Spy Games:

It appears the Justice Department’s surveillance of The Associated Press was not an isolated incident. According to an article in The Washington Post, the DOJ spied on Fox News reporter James Rosen in connection with a 2009 investigation into a North Korea leak, tracing his phone records, tracking his comings and goings from the State Department through security badge access records and obtaining a warrant to search his personal emails. Rosen’s account was accessed so the government could root out his source for a story about how North Korea would likely respond to added U.N. sanctions through more nuclear tests. The alleged source is Stephen Jin-Woo Kim, a government adviser who was charged in 2010 with disclosing national defense information. (Read more)

Scandal Mongers: Though they’re making a big to-do about it now, Republicans actually knew about the IRS’ additional questioning of conservative groups seeking tax-exempt status nearly a year ago, according to ABC News. In July, IRS Inspector General J. Russell George sent a letter to GOP Rep. Darrell Issa, the chairman of the House Committee on Oversight and Government Reform, informing him the issue was being investigated and offering to keep him updated on it. And what’s more, an aide to Issa said the Oversight Committee knew about the audit because it had made the request for it in the first place. The letter in which Issa makes the request is dated June 28, 2012. (Read more)

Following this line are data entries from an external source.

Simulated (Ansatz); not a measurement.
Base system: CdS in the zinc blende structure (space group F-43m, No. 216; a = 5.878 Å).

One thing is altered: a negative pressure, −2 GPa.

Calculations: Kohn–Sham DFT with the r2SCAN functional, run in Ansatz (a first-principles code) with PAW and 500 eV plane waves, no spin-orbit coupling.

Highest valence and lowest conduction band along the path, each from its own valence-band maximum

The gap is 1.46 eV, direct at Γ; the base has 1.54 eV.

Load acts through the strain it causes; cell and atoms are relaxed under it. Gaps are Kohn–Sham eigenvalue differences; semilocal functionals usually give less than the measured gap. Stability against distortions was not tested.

Intensifying Investigation: The FBI is now involved in the probe of Michele Bachmann’s 2012 presidential bid. The Minnesota congresswoman’s failed campaign has been under intense scrutiny over complaints that she improperly used her super PAC to pay an Iowa state senator, and that the state senator stole and used an email list from a Bachmann campaign staffer. The Office of Congressional Ethics, the Federal Election Commission and an Iowa state Senate ethics committee also are looking into the matter. However, the FBI’s entry into the investigation signals the possibility of criminal violations. (Read more)

War on Women Update: From the state that tried to make it mandatory for women to undergo an invasive transvaginal probe in order to get an abortion, there’s this: The Virgina lawmaker who won the Republican nomination for attorney general this weekend once proposed a law that would have essentially criminalized not reporting a miscarriage in certain instances. According to Think Progress, the bill proposed by state Sen. Mark Obenshain would have forced any woman who had a miscarriage without a doctor present to report it to police within 24 hours or risk going to jail for a year. The legislation did not pass, but as Think Progress observed, “Even without Obenshain’s bill, Virginia law already treats many miscarriages as potential crimes.” (Read more)

Video of the Day: Sorry, Republicans. The Benghazi attacks that you can’t stop talking about aren’t on par with Watergate, so says the reporter who helped uncover the scandal that brought Richard Nixon down. “First of all, people are making comparisons to Watergate. This is not Watergate,” Bob Woodward said on “Meet the Press.” Still, Woodward says he thinks that “there are some people in the administration who have acted as if they want to be Nixonian, and that’s a very big problem.” He added: “This is a business where you have to tell the truth and that did not happen here.”